An Exhortation to Father’s

familyFirst, a word about society. Our culture at large has pretty low expectations for behavior. Honesty, morality, decency and work ethic are no longer expected from most people. Slipping in a few minutes late, taking home a few office supplies, riding the clock a few minutes here or there is what employers and co-workers expect as normal these days. People will do what they can get away with, at school, at work, at red lights without cameras, filing their income taxes, etc. I’m not talking about embezzling corporate funds, I’m talking about the “little things” that supposedly everybody does, from running errands in the company car to flirting with the waitress.
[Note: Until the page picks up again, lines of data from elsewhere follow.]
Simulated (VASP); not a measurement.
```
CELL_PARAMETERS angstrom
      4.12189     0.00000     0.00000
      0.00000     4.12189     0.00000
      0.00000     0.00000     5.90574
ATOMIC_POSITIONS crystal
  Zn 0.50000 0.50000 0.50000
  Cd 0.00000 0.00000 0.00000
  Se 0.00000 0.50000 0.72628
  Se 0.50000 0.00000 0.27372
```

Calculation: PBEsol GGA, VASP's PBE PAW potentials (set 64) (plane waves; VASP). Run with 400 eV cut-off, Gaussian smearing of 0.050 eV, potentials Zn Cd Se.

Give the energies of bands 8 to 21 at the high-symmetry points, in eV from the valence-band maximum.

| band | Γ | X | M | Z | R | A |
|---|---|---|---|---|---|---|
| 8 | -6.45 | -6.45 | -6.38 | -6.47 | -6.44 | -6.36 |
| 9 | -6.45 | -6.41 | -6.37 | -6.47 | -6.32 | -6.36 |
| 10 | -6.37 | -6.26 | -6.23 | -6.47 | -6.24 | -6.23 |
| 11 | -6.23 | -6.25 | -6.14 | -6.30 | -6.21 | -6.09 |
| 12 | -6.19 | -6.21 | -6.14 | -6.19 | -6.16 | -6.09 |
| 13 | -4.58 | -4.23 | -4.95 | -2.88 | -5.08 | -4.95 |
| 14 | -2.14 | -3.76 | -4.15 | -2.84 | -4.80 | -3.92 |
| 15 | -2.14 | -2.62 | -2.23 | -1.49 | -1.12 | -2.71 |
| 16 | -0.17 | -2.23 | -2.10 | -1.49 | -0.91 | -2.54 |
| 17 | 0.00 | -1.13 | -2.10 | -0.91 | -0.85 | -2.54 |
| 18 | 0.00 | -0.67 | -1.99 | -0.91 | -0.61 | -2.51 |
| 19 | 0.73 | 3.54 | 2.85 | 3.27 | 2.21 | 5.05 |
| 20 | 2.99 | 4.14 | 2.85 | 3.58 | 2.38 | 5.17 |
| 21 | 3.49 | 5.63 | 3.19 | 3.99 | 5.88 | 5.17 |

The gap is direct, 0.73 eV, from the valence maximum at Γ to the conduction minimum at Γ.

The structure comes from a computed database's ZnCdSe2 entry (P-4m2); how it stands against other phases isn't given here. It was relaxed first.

Hopefully Christians – I said hopefully – attempt to rise above falling expectations. Everything from returning a borrowed pen to handing someone back their wallet shocks the people around us. The expectations for men in general and fathers in particular are even lower. The 18 – 30 age demographic is probably more familiar with the term baby daddy than with father. Many in that generation are suspicious of father figures because they have been abandoned or abused by their own fathers. Young mothers today may think, with good reason, that they can provide a safer environment for their children on their own without a man hanging around. Some of that has to with their personal choices; they dated a guy in high school that showed no respect for his or her parents – whether it was riding a motorcycle, ditching class, getting high or shoplifting, his lifestyle choices made him exciting – then realized after getting pregnant or having a baby this loser wasn’t fit to raise a child. Guys however, once they realize not much is expected of them, make the most of that situation by not even bothering to try to do better. Women expect poor behavior and lack of commitment from men, and some men couldn’t be happier.

In a dark world it doesn’t take much for the believer’s candle to shine. I exhort men of God to rise above what society expects, and fathers in particular to accept their responsibility as a parent. I’ve heard married Christian women say they were going out, either for business or pleasure, and say their husband would be baby sitting. Hey Dads, have you ever said that you were baby sitting – your own children? Grandmothers can babysit, a teenage girl you’re paying $15 an hour can babysit, but you are a parent. (Aside to moms: If your child is in trouble don’t say things like “Just wait ’till your father comes home.” That sets him up as the bad guy. Both parents need to parent.) Marriage consists of one man and woman for a reason and the family unit as designed by God functions best with one mother and one father. Some mothers have low expectations for fathers because of their own fathers. Likewise, there are plenty of men that would like to be a good father but their own father was missing or else a terrible example to imitate. Some good guys just don’t know how.

If your church leadership read and followed Paul’s instructions in 1 and 2 Timothy, then there should be opportunities for younger men and  women to learn from older couples in your congregation. If your church pastor has a few years of experience in leadership, and a happy, healthy marriage of his own, and is the leader in his home he is instructed to be, then he is not only a good example but has the ability and patience to answer your questions and provide godly council. Of course if you attend a 10,000 member mega-church or the pastor is piped in on video and you’ve never met him… Or if you find yourself with a celebrity pastor that wouldn’t know the Bible if one hit him in the face… You need to find a real church. But of course there’s still hope.

The Bible gives us more than instruction, it also provides us with numerous examples of father figures that pleased God. “Without faith is is impossible to please him..” Heb 11:6 Abraham is the first man of faith we are introduced to in the Old Testament. By faith he followed God and moved his family to a foreign land. He believed God and God counted it to him as righteousness. I know, he was also willing to offer his son as a sacrifice, but that was a test of Abraham’s faith. Isaac was spared, Abraham’s faith was proven, and the whole story is a picture of what was to come.

I exhort men of God to have the faith of Abraham. All it takes is to trust God at his word. I exhort men of God to have the faith of Abraham, the courage of David and the wisdom of Solomon. Those men were not perfect by any means, but each made a conscious decision to trust in God. And we have something they didn’t have. We have a complete Old and New Testament Bible, filled with commands, promises, examples and illustrations. We have the recorded promises that a Messiah would come and can read about the fulfillment of those promises. We can read not only about men of God that illustrate characteristics of good fathers but about God our heavenly father. We have the indwelling Holy Spirit to lead, guide and direct in our lives. “If any of you lacks wisdom, let him ask God, who gives generously to all… and it will be given him.” James 1:5 

father Society doesn’t expect much when it comes to character and integrity, and even less from men. God’s standards are much higher, and ultimately all will stand before him and be judged. Men of God – we can, should and must do better than our secular counterparts.